Transparent Season 2 Review (Spoilers Ahead)


In Season 1, Transparent became a groundbreaking show in Television for delving into the world of transgender people. Maura Pfefferman (Jeffrey Tambor) formerly Mort Pferfferman finally decided to break out of the shell that was suffocating and holding back who was really inside because of how she thought her family would’ve reacted. Season one did a tremendous job showcasing the real difficulty of what it means to be trans in the modern world despite the progress we have made in terms of LGBT representation and acceptance. Season 1 was very much about Maura and her journey about how she had struggled identifying as a man early on in her life, as well as dealing with the repercussions of her coming out to her family and how it has taken a toll on them.

In season 2, Jill Solloway turned the show into a real ensemble dramedy and excelled. While we still get moments of Maura and her continuous journey of finding her true self and purpose, we’re treated to the take a detailed look on the lives of her children and ex-wife. Sarah (Amy Landecker) is deciding if whether or not she made the right choice in leaving her husband and children for Tammy (Melora Hardin) and it comes to a head on the day of their wedding. Ali (Gaby Hoffman) is still trying to figure out what she wants to do with her life as she is still studying to get her undergraduate degree, as well as her personal life and what she wants in a relationship. And Josh (Jay Duplass) is having difficulty trying to start his own family with his long lost son Colton (who was the product of Josh and his childhood caretaker, though Josh always lets it known to his family that it was consensual) and his fiancé Raquel (Kathryn Hahn) who is expecting.

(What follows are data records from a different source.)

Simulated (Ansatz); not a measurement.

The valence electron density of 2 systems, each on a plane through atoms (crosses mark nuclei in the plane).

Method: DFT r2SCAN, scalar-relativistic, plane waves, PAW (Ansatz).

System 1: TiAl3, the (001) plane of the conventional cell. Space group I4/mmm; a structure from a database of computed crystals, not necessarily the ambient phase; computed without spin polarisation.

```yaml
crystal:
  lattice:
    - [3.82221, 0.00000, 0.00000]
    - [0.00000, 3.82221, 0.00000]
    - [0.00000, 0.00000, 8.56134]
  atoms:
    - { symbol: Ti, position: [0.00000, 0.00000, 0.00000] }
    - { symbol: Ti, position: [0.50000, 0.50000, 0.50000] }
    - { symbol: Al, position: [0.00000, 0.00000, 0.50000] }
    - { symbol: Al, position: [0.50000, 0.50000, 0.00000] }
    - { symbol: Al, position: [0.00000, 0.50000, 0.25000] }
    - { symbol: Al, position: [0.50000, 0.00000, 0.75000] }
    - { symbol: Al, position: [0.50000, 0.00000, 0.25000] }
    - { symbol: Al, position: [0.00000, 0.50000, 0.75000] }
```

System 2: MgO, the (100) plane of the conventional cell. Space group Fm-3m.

Turning the show into an ensemble dramedy works wonders because season 1 already did a great job setting up Maura and her journey to becoming a woman. Season 2 is about everyone dealing with their own troubles, and the moments where we get all of them in the same room is full of emotion and great chemistry between all of the actors. Jeffrey Tambor gave a tour-de-force performance in season 1, and while he is still amazing, the real star of this season was Amy Landecker. Landecker brought her A-game this season by giving us a deeply complex character that has trouble committing to relationships and dealing with the fallout of her wedding or “not-wedding” with Tammy.

What’s also interesting about Transparent is the fact that everyone in the Pfefferman family aren’t good people, including Maura at times. Yet we still manage to care about their lives without really thinking about the crappy way they treat other people because their characters are extremely fascinating and complex. Season 2 managed to bring all the characters’ stories into the fold and give them all a chance to shine, while still staying on track with the main story, which is Maura’s journey. But getting more time with the other characters made this season better than an already great first season. Oh and the flashbacks to Berlin in 1933 were also brilliant and was one of the most interesting parts of this season, hopefully we get more of that even though the way the flashback ended in the season finale made it seem like it was the end of it. What’s next for the Pfefferman family is a mystery, but one that will keep me wanting more until next year.

Season 2 Rating: 9.2/10

*One more thing to add, we were treated to some truly great guest spots this season from Cherry Jones, Anjelica Huston, Michaela Watkins, and Richard Masur in addition to returning guest spots from Carrie Brownstein, Bradley Whitford, and Alexandra Billings.